In collaboration with the Upper Delaware Preservation Coalition (UDPC), the Open Space Institute and the Urban Design Lab (UDL) at Columbia University’s Earth Institute, the Columbia University Graduate School of Architecture, Planning and Preservation, under the direction of professor Richard Plunz, recently released “A Citizen’s Guide to Residential Development,” which is now available to the public.
The guide is the result of a spring semester 2008 Urban Design Research Seminar conducted as a sequel to last year’s seminar and publication of “A River Endangered: Proposed Power Transmission and its Impact on Cultural History along the Upper Delaware River.” Both publications are available through the UDPC and various public locations soon to be determined.
According to Plunz, who is also a member of the Town of Lumberland Planning Board, “There seemed to be a real need for people in the Upper Delaware region to have a better understanding of how land development works, what are the review processes and what recourse people have if they disagree with a project proposal. What we found was that there were some very interesting cases in the region where folks had already learned a great deal about how development works, and had had some success in getting input into the process. So the report includes not only the basics of process and concerns, but also some case-studies that people can read and learn from.”
In part, the work augments the Upper DelAWARE Roundtable’s recent GIS mapping of large development projects within the eight counties bordering the Upper Delaware River. Additionally, the Open Space Institute became a partner following an explanation of the research project at a roundtable meeting.
The publication examines the effects of residential development on the natural and social ecologies of the region. As noted in the guide: “The environmental conflicts are as complex as the players involved—governments, residents, developers, tourists—as well as the voiceless participants—the fish, deer, birds and native plants.”
Useful information on official review processes and public recourse relating to development is included. Five case studies are presented: Lumberland’s Lake Diana Subdivision, Cochecton’s New Turnpike Homes, Tusten’s Eagles Nest Estates and The Chapin Estate in Bethel.
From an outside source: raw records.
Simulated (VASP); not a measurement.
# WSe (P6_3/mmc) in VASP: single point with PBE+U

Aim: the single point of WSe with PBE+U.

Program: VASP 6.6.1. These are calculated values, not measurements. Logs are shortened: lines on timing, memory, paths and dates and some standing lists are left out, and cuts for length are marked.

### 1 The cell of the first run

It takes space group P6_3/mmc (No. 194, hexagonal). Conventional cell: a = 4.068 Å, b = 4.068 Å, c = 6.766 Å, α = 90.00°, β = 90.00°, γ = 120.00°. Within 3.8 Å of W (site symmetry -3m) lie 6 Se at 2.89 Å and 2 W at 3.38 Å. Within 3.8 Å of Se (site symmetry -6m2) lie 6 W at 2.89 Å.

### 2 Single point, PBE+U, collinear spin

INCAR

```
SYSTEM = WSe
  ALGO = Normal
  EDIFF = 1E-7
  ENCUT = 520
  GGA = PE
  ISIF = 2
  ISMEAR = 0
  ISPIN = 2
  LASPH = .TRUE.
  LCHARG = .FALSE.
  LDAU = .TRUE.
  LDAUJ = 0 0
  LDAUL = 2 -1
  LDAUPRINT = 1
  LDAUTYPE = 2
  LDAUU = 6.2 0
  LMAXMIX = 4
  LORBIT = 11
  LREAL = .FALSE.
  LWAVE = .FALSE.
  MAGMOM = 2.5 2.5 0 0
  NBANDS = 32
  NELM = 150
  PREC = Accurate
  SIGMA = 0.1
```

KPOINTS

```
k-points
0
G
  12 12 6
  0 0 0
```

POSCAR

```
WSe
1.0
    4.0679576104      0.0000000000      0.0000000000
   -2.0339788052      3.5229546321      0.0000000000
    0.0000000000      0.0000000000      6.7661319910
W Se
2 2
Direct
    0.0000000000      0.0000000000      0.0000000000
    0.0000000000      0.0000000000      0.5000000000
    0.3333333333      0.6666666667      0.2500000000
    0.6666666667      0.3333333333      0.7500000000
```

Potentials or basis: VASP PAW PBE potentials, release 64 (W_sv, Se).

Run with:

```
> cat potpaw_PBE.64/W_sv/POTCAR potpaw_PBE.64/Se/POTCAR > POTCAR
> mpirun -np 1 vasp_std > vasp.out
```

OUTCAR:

The studies are followed by a review of other impacts to the region, such as the New York Regional Interconnection powerline and the exploration of natural gas extraction. Information on tools and resources available to residents and officials is also provided.
“We had tremendous cooperation from many organizations and individuals,” said Plunz. “We concentrated only on western Sullivan County in order to make the scale of study workable.”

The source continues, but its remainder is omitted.